― Clarke B., Sunday, 5 May 2002 00:00 (twenty-one years ago) link
Yeah. If I was a musician (watch out, world!) i'd have to say my first and foremost influence would be all of y'all on ILM, obv.
― Tim, Monday, 6 May 2002 00:00 (twenty-one years ago) link
― mark s, Monday, 6 May 2002 00:00 (twenty-one years ago) link
― nathalie, Monday, 6 May 2002 00:00 (twenty-one years ago) link
― Alex in SF, Monday, 6 May 2002 00:00 (twenty-one years ago) link
― Michael Daddino, Monday, 6 May 2002 00:00 (twenty-one years ago) link
― dave q, Monday, 6 May 2002 00:00 (twenty-one years ago) link
I think now's the time that somebody brings up bootlegs in this discussion, but I'm not the man to do it.
― John Darnielle, Monday, 6 May 2002 00:00 (twenty-one years ago) link
I find myself in some agreement with Mark S's deliberately perverse and counter-intuitive (and thus characteristic) rejection of Influence. Why? (I am trying to outline Mark S's reasons here, by way of mine.)
1/ It's a cliche - it makes thought too easy, stops us thinking what we mean, etc - OK.
2/ More specifically, it's too passive: as though creativity etc is done by people who are vessels for something else. ie: influence removes, or diminishes agency. Sometimes that's a good thing to do, but I think Mark S suspects that we need a more dynamic (+ agential?) model of cultural connection.
More:
A/ Cultural instances echo one another. Some of this is very deliberate - some of it may be accidental. Maybe that matters, maybe not.
B/ Men and women make culture, but not in conditions of their own choosing. Could the second half of that sentence summarize why we *can't* just get rid of Influence-talk?
C/ Culture can be a matter of picking things up and transforming them, and hence trying to rewrite tradition. 'Influence' is the wrong word for that (unless understood in reverse).
D/ David Q makes records that sound to me, at different (and same) points, like David Byrne, Kurt Cobain, Elvis Costello and Mike Flowers. Presumably 'Influence' is the wrong word for *that*.
E/ Search and Destroy: THE CANTOS
― the pinefox, Monday, 6 May 2002 00:00 (twenty-one years ago) link
But no no no authorial intention no. Artists are the last people to ask about what influenced them, all they want to talk about is what they wish they sounded like, which is another matter entirely.

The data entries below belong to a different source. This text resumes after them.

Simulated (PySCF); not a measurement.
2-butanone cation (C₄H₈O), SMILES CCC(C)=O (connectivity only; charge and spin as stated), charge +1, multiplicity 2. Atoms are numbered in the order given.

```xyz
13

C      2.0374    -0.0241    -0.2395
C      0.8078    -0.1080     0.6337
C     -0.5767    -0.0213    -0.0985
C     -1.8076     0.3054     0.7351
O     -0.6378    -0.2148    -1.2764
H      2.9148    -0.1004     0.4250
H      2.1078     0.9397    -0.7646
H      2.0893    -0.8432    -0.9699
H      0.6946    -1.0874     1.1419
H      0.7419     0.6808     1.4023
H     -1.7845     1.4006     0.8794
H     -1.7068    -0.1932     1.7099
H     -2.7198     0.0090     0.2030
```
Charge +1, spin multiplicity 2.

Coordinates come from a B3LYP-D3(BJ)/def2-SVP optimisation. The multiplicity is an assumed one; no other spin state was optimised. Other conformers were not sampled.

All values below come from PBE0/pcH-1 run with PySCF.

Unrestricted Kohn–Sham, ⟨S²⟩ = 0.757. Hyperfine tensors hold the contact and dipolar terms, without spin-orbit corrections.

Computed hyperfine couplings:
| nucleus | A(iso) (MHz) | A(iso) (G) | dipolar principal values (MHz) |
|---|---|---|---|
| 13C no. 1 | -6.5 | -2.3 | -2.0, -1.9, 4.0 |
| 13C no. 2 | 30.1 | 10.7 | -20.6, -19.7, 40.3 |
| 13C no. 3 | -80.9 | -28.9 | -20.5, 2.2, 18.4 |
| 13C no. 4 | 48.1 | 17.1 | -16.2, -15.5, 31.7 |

Is this stance compatible with a music (popular music in all its guises, I mean) so focused on the star, the celebrity and the personality? Well, I don't want to say it's incompatible -- we've all got the freedom to approach music however the fuck we want, thank you. Maybe what I want to ask is that when not just music but musicians as well are a commodity, do issues concerning motivations, influences and intentions get necessarily get pushed to the forefront?
I love hearing strands and sounds and bits of stuff recombined and replicated from song to song. Calling those influence though seems a huge stretch and takes criticism into a realm I find very suspect and largely uninteresting, precisely because it is so artist rather than art based.
Ezra Pound invents hiphop (Canto VII, 1930)
― dleone, Monday, 6 May 2002 00:00 (twenty-one years ago) link
yes yes of course the problem is that several rival meanings for the word are being used here, and attached to them radically difft deep assumptions => i still don't believe that we couldn't just do without it (eg that we can find a different — routinely used — word to replace it in ALL contexts, and that the ambiguity lost has no useful function)
INTERVIEWER: Who are your influences? BAND SPOKESMAN: Your question is meaningless, lackey!! I: OK oh grate one, what are your beliefs? BS: Killing Joke and Karen Carpenter. AND THAT'S IT!!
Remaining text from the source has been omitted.